I have recently encountered, in various different areas of my life, an argument being thrown around by the older generation towards my own age group, that says we are ‘too young’ to be getting  involved in serious political or social issues.  Perhaps it has been one of those things where, once you notice it happening once or twice, you start to see it all over the place.  Regardless, I find so much at fault with this mentality, so many important messages to be taken from it, that it sparked a blog post within me, so here we go!

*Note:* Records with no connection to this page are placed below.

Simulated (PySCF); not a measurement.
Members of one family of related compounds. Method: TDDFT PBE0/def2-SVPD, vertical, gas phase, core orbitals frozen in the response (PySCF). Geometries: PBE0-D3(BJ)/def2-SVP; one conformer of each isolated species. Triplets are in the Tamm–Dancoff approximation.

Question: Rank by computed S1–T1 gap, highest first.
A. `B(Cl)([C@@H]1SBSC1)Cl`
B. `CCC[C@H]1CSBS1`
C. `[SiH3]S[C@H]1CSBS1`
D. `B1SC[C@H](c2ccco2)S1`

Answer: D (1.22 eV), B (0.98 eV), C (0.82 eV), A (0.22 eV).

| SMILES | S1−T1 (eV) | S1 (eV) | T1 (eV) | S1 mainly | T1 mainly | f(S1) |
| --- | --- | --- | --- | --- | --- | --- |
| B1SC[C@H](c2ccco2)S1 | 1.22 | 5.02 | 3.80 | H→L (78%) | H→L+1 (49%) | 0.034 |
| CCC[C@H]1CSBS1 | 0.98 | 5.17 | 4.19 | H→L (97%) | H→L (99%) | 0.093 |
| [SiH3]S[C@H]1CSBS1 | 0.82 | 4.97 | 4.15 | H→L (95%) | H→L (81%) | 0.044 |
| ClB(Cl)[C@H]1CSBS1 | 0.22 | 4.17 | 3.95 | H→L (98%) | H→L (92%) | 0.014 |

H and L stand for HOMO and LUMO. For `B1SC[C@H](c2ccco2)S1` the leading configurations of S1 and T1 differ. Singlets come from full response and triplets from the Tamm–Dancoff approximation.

To give some context, I thought I would talk about a couple of examples of when I have directly faced an argument like this.  The first happened a couple of weeks ago.  I have been planning a concert in London for a while now, with my newly formed, diverse and ‘cutting edge’ ensemble, Hauptstimmen.  The goal of this group of classical chamber musicians is to bring our music to a wider audience, to break down boundaries that we have experienced in our world of classical music and make it an all-inclusive art form, something that everyone can share in and take something away from.  We have organised a concert ourselves in London next week (see all the details here, please come!!), and the theme of our programme is ‘war, time and death’.  I know it sounds a little dark and depressing, but actually it is really fascinating; we are going to be performing unique music that is very rarely heard, including Gideon Klein’s string trio, which was the last piece he ever wrote, just two weeks before being deported to Auschwitz.  It isn’t just going to be a concert – it is going to be a real experience, with cool lighting, sound effects and stage design, where the audience will be encouraged to feel completely at ease with drinks and snacks and also totally engaged with our performance.  In short, this is an event that we have put a lot of thought and work into and one which we think will really create huge impact.

Now, in organising this concert, finding the right venue has obviously been extremely important – the space is paramount to the whole experience, and so it was something we knew we had to get right.  We were overjoyed to find The Red Hedgehog, a cool and intimate venue with easy access in London.  When our group leader met with the venue director, she seemed totally on board and supportive of all of our ideas, so everything looked bright for us.  Two weeks ago, we received an email from this same director and let’s just say that it completely contradicted everything that had been agreed on previously and everything we are striving to achieve.  Her overarching message to us was that we were far too young to be presenting a concert that placed war as its central theme.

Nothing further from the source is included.